Open jenshnielsen opened 5 days ago

jenshnielsen commented 5 days ago

If pyright is installed from npm it will install itself with a cmd and powershell entry point on windows and a shell script on linux. When trying to run this script using uv run, to run it in uv's managed .venv on windows, it errors unless the cmd script is supplied or an explicit powershell is prefixed.

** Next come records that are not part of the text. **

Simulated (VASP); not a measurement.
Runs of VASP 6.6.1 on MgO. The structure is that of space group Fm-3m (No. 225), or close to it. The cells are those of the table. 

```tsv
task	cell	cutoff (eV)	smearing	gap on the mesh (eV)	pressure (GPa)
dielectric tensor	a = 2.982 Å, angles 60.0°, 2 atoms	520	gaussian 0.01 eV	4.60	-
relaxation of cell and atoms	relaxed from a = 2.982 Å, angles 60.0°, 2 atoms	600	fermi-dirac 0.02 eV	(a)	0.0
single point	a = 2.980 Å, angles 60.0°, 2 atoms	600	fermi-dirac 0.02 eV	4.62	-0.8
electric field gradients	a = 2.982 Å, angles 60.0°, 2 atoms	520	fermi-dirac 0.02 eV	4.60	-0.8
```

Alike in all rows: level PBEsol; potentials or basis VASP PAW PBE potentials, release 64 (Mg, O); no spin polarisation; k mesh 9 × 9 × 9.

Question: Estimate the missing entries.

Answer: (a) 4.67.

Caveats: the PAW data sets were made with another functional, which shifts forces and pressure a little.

This is inconvenient since it means that the same command cannot be used to typecheck the code using pyright on windows and linux.

In summary:

The following does not work on windows:

uv run pyright errors with

error: Failed to spawn: `pyright`
  Caused by: program not found

uv run pyright.ps1

errors with:

error: Failed to spawn: `pyright.ps1`
  Caused by: %1 is not a valid Win32 application. (os error 193)

The following works:

On windows:

uv run pyright.cmd

uv run powershell pyright.ps1

  .venv\Scripts\activate
  pyright

On linux:

uv run pyright

charliermarsh commented 4 days ago

Is this the same as #8770?

jenshnielsen commented 4 days ago

@charliermarsh it's probably at least related. I think there are two different issues here.

jenshnielsen commented 4 days ago

Did a test with nuitka and I think the problem is indeed the same as part 1 of this problem.

uv venv nuitka
uv pip install nuitka

then

uv run nuitka

fails with

error: Failed to spawn: `nuitka`
  Caused by: program not found

but

uv run nuitka.cmd

works as expected

jenshnielsen commented 3 days ago

The reason for issue number 1 e.g. not being able to call a cmd script without the extension is given here.

https://doc.rust-lang.org/std/process/struct.Command.html#platform-specific-behavior

Note on Windows: For executable files with the .exe extension, it can be omitted when specifying the program for this Command. However, if the file has a different extension, a filename including the extension needs to be provided, otherwise the file won’t be found.

Unlike powershell / cmd's behaviour std::process::Command will not execute a .cmd or .ps1 script unless the extension is included.

zanieb commented 3 days ago

We can fix the display of these (#9099), but I don't know if uv run foo.ps1 should work or if we should require uv run powershell foo.ps1.

jenshnielsen commented 1 day ago

From my perspective that would not make a big difference. My main concern is that I have to special case between windows and linux when running commands in CI

e.g. I tried migrating from creating and activating a venv to using uv run Using uv run I will have to execute the script with an extension (And perhaps a shell prefix) whereas on linux I can just execute the script as is. To my knowledge it seems fairly common to ship crossplatform scripts in this way (cmd/ps1 on windows and bash/sh on linux) so I think it would be nice to support for unified crossplatform support. However, I can understand if stripping extensions and introducing shells seems like too much magic (does this need to be done also for other shells and their scripting languages ? )

For now I was able to work around the specific issue in azure pipelines (I expect this works in github actions too) by doing

uv run --extra test pwsh -C pyright

E.g. running pyright from a powershell core session inside uv run. This works since Azure pipelines ships with powershell 7 installed on all platforms.

zanieb commented 1 day ago

Using uv run I will have to execute the script with an extension (And perhaps a shell prefix) whereas on linux I can just execute the script as is. To my knowledge it seems fairly common to ship crossplatform scripts in this way (cmd/ps1 on windows and bash/sh on linux) so I think it would be nice to support for unified crossplatform support.

I think the ideas is that project.scripts should be used for cross-platform scripts since it's the standard, the old behavior seems less common now. I agree cross-platform support is nice though.

However, I can understand if stripping extensions and introducing shells seems like too much magic (does this need to be done also for other shells and their scripting languages ? )

Yeah this is my concern. We don't plan do this for other shells and languages, i.e., uv run foo.sh won't work.